ABSTRACT
The invitation to this conference presents an impressive collection of narrative strategies for capturing the audio-visual expression of our time. The question is whether narrative analyses in themselves are sufficient for this task. Maybe we could, for a start, exclude the film’s narrative and look at it promptly as an audio-visual object. This will also possibly free us from the filmmaker's intensions with and design of the story and instead focus on an audience's experience and interpretation of the film’s audio-visuals.
In my talk, I discuss the possibility of analysing cinematic works from the idea that each film in itself creates a world with its own aesthetics, topography, rules and values. This world could be more or less realistic, every-day or unique, but it is the frame of reference from which we understand the film.
The term ”film world” is used by the commercially conditioned "transmedia storytelling" as well as by artistic orientations. The similarity between the two is that they both communicate with the audience through common ground - knowledge and experiences that we share. Movies are entities, worlds, that interact audio-visually with other worlds through referencing. Not only concrete elements such as scenography, props, lightning, but also symbols and signs, morals and value markings, point out the relationship. The film audience is looking – consciously or unconsciously - for similarities and differences between the audio-visual presentations and their own real world as well as other fictional or actual ones that they have experienced. A connotative interpretation that is difficult to capture in narrative analyses, it is of a different dimension. To reach an understanding we need to see the cinematic "world" as a cohesive artistic space, a place that is loaded with chosen elements into a rich, complex unit.
Moving further one can say that filmmaking is in fact re-making. A filmmaker does not come up with a film from nothing. He or she uses existing building blocks, in a way that forms a personal and unique construction. These building blocks are "references": quoted, paraphrased, fragmented from an already existing film, work of art or authentic reality with their original context and now given a new context in the composition, the cinematic world. As analysts we would have to immerse into this world, to fully understand it.

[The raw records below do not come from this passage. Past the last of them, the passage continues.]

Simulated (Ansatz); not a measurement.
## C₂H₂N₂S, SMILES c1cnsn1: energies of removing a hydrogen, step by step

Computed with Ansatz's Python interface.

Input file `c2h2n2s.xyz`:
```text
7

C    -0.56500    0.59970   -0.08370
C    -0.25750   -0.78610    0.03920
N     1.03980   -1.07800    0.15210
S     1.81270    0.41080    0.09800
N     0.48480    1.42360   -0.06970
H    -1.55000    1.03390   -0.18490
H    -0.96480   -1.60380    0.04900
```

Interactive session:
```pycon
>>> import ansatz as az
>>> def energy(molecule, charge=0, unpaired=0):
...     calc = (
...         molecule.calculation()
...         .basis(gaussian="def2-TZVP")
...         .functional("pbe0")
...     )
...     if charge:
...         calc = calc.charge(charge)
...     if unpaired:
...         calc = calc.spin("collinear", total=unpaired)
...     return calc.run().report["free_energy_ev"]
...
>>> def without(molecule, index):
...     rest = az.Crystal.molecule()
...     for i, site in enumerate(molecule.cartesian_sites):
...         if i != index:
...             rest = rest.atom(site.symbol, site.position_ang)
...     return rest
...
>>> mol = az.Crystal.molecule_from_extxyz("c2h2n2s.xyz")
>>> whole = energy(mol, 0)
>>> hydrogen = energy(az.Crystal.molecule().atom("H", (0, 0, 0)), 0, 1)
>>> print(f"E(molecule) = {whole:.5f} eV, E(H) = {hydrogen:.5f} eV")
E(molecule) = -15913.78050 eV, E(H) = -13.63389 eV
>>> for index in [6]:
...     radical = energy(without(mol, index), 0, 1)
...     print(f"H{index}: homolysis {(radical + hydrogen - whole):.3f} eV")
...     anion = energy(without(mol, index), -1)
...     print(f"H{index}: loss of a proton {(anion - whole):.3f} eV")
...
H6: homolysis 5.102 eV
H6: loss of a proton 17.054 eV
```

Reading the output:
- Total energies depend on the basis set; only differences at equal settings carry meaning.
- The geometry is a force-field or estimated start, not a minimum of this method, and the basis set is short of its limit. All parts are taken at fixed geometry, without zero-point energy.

In conclusion, I would like to suggest that in addressing an audio-visual production, we regard it as an object, separate from its maker: a world with selected references that communicates with us through the film's complex multimodality. We can understand the references through recognition and pointers to other worlds and we can also analyse the interplay between the
referential worlds and the one build by the film itself. Then we can move to the narrative’s interaction with this world.